The OSes that are running on many hardware wallets are open sourced and anyone can check it.
You don't get the problem. And you didn't read my post well.
YOU DON'T KNOW WHAT IS FLASHED ON A HARDWARE WALLET WHEN YOU BUY IT, NOR YOU DO KNOW WHAT CODE HAS BEEN COMPILED INTO AN APP WHEN YOU DOWNLOAD IT.
I hope this is clear now.
Neither you can ask the mainstream users to learn coding, flashing hardware, etc.
This is a main point of failure in the Bitcoin system.
Same goes for apps on Google Play: I developed few things for Android in the past.
I could just compile and upload. Voilá: downloadable.
I guess this goes for ANY app. Google can't check thousands of apps submitted every day.
So my scenario is perfectly possible, and again, this is a point of failure that should be looked into... before it's going to happen, I guess.
Now, of course there's no way to be 100% sure about the software or hardware one is using, unless he checks and compiles it himself.
But on the other side, I think there SHOULD be a way to make things more transparent in this regard, or sooner or later some huge amount of value will be stolen this way.

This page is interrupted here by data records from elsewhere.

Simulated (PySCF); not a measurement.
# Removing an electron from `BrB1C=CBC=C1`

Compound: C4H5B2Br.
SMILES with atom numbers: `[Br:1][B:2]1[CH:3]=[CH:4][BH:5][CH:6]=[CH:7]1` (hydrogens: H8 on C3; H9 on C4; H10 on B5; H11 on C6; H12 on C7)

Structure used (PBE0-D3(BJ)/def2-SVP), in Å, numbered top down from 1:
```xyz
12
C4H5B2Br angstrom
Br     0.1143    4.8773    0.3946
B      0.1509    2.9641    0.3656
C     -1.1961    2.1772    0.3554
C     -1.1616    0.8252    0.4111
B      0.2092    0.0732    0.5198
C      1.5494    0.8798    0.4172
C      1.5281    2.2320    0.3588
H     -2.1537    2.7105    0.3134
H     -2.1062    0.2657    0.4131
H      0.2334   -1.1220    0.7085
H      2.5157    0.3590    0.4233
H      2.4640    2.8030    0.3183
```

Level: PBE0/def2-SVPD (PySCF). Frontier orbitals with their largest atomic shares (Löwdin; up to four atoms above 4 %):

I didn't think deeply into it, but probably wallet developers, starting with the Bitcoin Wallet developers, should put in the works a system to allow people from all the world to check the code RIGHT BEFORE it gets compiled and uploaded to Google Play.
Having the code available is not enough, imo, for the reasons I explained before.
What people must be sure of, is that the Wallet hitting Google Play is safe. The availability of the code as open source doesn't grant anything, apart the option to start a new wallet from that code for free.